Understanding the Theoretical Dow Jones Index: A Deeper Look
What Is the Theoretical Dow Jones Index?
The theoretical Dow Jones Index uses averages of the high and low price for each equity in the index in its daily calculations rather than the index components' closing prices. This methodology implies all stocks hit their high and low points simultaneously, a rare occurrence in reality. However, this method for calculating the Dow Jones Index provides a better snapshot of where the index traded, on average, during market hours.
The theoretical Dow Jones Index should not be confused with the Dow Theory, a financial theory that predicts the market is in an upward trend if one of its averages advances above a previous important high, accompanied or followed by a similar advance in the other average.
Key Takeaways
- The theoretical Dow Jones index computes the daily price of the Dow Jones Industrial Average by taking the average of each component's daily high and low price.
- This methodology was used mainly prior to 1992.
- Nowadays, the Dow Jones Industrial Average (DJIA) prices are updated every 10 seconds and available for quotation throughout the day.
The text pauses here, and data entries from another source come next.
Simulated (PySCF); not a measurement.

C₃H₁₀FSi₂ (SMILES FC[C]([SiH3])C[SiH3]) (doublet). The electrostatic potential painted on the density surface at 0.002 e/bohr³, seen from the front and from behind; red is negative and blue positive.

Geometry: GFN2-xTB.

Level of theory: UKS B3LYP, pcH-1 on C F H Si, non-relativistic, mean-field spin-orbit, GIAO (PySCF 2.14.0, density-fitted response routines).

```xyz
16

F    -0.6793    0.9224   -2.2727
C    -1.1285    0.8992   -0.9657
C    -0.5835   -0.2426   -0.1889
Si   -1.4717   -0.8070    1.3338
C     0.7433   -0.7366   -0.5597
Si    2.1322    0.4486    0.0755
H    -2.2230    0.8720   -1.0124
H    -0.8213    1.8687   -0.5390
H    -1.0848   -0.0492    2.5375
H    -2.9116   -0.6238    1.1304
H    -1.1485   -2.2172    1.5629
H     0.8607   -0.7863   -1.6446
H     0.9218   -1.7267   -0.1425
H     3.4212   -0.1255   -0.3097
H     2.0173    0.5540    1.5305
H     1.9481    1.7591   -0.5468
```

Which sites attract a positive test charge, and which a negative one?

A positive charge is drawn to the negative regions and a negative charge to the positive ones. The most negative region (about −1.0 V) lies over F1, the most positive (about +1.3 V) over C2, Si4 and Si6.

Understanding the Theoretical Dow Jones Index
The theoretical Dow Jones provides a proxy for the amount of market movement that took place for the index via additional calculations made on the high and low prices of each stock. However, these daily snapshots imply that all stocks hit their high and low points simultaneously. A snapshot of the index at its actual low point and high point of the day would likely fall short of the theoretical marks in reality, with theoretical highs higher than the actual high points and theoretical lows lower than the actual low points over the course of a trading day.
The DJIA's weighting scheme requires a snapshot of the prices of the underlying stocks, however. Tracking daily movements and other metrics, such as highs and lows for the index, accurately requires a set of snapshots throughout the day. Before 1992, those snapshots were not readily available. However, the published daily metrics for each stock in the index, including open, close, high, and low, provided a relatively easily calculated, rough idea of the movement of the index on a given day.
History of the Dow Jones Industrial Average Calculation
Charles Dow and Edward Jones founded the Dow Jones Industrial Average in 1896, including 12 companies they felt broadly exemplified the strength or weakness of the nation’s stock market. The index weights the price of each stock by its proportion to the overall index, which changes the calculation of the index subtly for any fixed point in time. In other words, a stock with a higher share price gets greater weight in the overall calculation of the index.
The Dow Divisor is the numerical value used to calculate the level of the DJIA. Essentially, the DJIA is calculated by adding up all the stock prices of its 30 components and dividing the sum by the divisor. However, the divisor is continuously adjusted for corporate actions, such as dividend payments and stock splits.
The index also changes over time as stocks get included in or excluded from the index, and as other events such as mergers or stock splits affect the number and price of shares covered by the index. These adjustments allow for a smoother comparison of the price of the index over time, even as it obscures the relationship between the actual price of the equities in the index and the value of the index itself.